The best time to stock up on cereal is when they are having a good sale on your favorite brands or buying the store brand. Recently, at my local Krogers, they had a deal for 4 boxes of general mills cereal for $8 plus a free gallon of milk.
If you use grocery rebate apps like ibotta or checkout 51 you can even get money back on your purchases. You can also join rewards clubs, like kelloges.com, to get coupons for your favorite items.
Oatmeal is another family favorite that’s cheap and inexpensive. Unlike cereal, oatmeal tends to leave me feeling fuller longer throughout the day. It’s also a great source of fiber. Oatmeal can also be used to make cookies, dog treats, and facial masks.
Pancake mix is another one of those versatile breakfast items that we tend to overlook. However, pancake mix can be used to make pancakes (duh…) and waffles. But did you also know that you can use pancake mix to make cookies, cakes, and scones. Check out this post on the 9 Things To Make With Pancake Mix.
I think bread is the most eaten food item in our house. My husband uses 3 slices of bread to make his PB & Jelly sandwiches! 3 slices!!!! I guess it would be more precisely called a PB, jelly & cheese sandwich (bread, PB, a slice of cheese, bread, jelly, bread). It sounds gross to me, but he loves it.
We buy our bread from Aldi’s for .75 cents. You can also purchase bread at the dollar store. Just make sure you check the expiration dates before you purchase them. I usually buy about 6 loaves at a time. I just freeze the rest until we need them.
Like everything else on my list bread can be used for other things besides making sandwiches check out these 10 uses for bread.
5.PB & Jelly
Peanut butter can actually be really expensive, we usually buy ours in bulk from Sams or BJs. Jelly, however, is a lot cheaper. If we didn’t have these items my husband would go out and buy food for lunch. Which if you haven’t read my series on The Smart Way to Transition to One Income, eating out can really add up. So for us, the PB is a frugal expense.

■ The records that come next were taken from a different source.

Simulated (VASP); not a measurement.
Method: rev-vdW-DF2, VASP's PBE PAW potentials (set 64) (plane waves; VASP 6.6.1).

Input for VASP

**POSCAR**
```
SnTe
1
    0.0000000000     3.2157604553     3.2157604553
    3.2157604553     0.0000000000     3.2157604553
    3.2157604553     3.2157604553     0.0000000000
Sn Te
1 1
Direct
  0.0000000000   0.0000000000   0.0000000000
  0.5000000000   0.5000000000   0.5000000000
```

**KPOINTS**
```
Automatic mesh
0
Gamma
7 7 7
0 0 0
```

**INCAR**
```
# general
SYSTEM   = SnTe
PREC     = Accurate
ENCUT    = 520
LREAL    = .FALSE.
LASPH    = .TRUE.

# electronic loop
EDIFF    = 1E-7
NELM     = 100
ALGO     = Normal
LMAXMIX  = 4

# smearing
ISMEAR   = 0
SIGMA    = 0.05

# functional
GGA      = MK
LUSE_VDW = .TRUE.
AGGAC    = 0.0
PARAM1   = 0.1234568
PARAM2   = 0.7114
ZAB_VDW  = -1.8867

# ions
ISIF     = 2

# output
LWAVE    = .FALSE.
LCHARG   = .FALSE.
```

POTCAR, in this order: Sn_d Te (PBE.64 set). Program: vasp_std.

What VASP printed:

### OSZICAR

Ramen…if you’ve ever lived in a dorm you should be very familiar with Ramen. Ramen is the college students best friend. What else can you go to Walmart and buy for .20? Yea, your blood pressure might be a little high after eating it, but when you’re paycheck is still a few days away ramen will get you through.
Ramen noodle can also be used to make other kinds of soup. Throw in some carrots, broccoli, and chicken into a pot of chicken flavored ramen and you’ve got chicken soup! Or you could try these other 17 ways to use Ramen noodles.
7. Noodles (Lasagna,spaghetti, penne,etc)
I always try to keep spaghetti and lasagna noodles stocked in my pantry. You can make a variety of pasta dishes besides spaghetti and lasagna. I make a baked penne and cheese dish that my husband loves. It’s a lot like lasagna, but with a twist.
8. Spaghetti Sauce
Spaghetti sauce is another favorite item I like to keep in my pantry. I can usually get jars or cans of spaghetti sauce for as little as .88 when they are on sale. Besides using spaghetti sauce to make pasta you can also try to use them in these 10 dishes.
Rice is another one of the staple foods that can be used in times of plenty and times of want. It’s very filling and a little goes a long way. We pretty much eat plain rice with almost every meal. Every now and then we’ll jazz it up and make chicken fried rice, jambalaya, or beans and rice. Need a few more ideas on ways to cook rice check out this link.
Right now we have several different cans of beans in our pantry. The cheapest way to buy beans is to buy them dried and then cook them yourself. However, I have never had much success making beans that way. They always end up hard.
Beans are another versatile food can be used in any number of recipes. Beans are also an excellent substitute for meat. I’ve used beans in spaghetti as a substitute for ground beef. I’ve also used beans and rice to make burritos.
They’re also great for soups and my all time favorite cold weather food chili!
Well, that’s it. Those are the top 9 items that you can find in my pantry on any given day. What foods did you keep stocked in your pantry?
Congratulations! We have finally made it to the last post in this series. I hope that you have found this series enlightening and useful. Previously, we discussed money management and specific types of budgeting techniques.
Knowing where your money is going and figuring out the best way to spend it are all important steps to smoothly transition to one income.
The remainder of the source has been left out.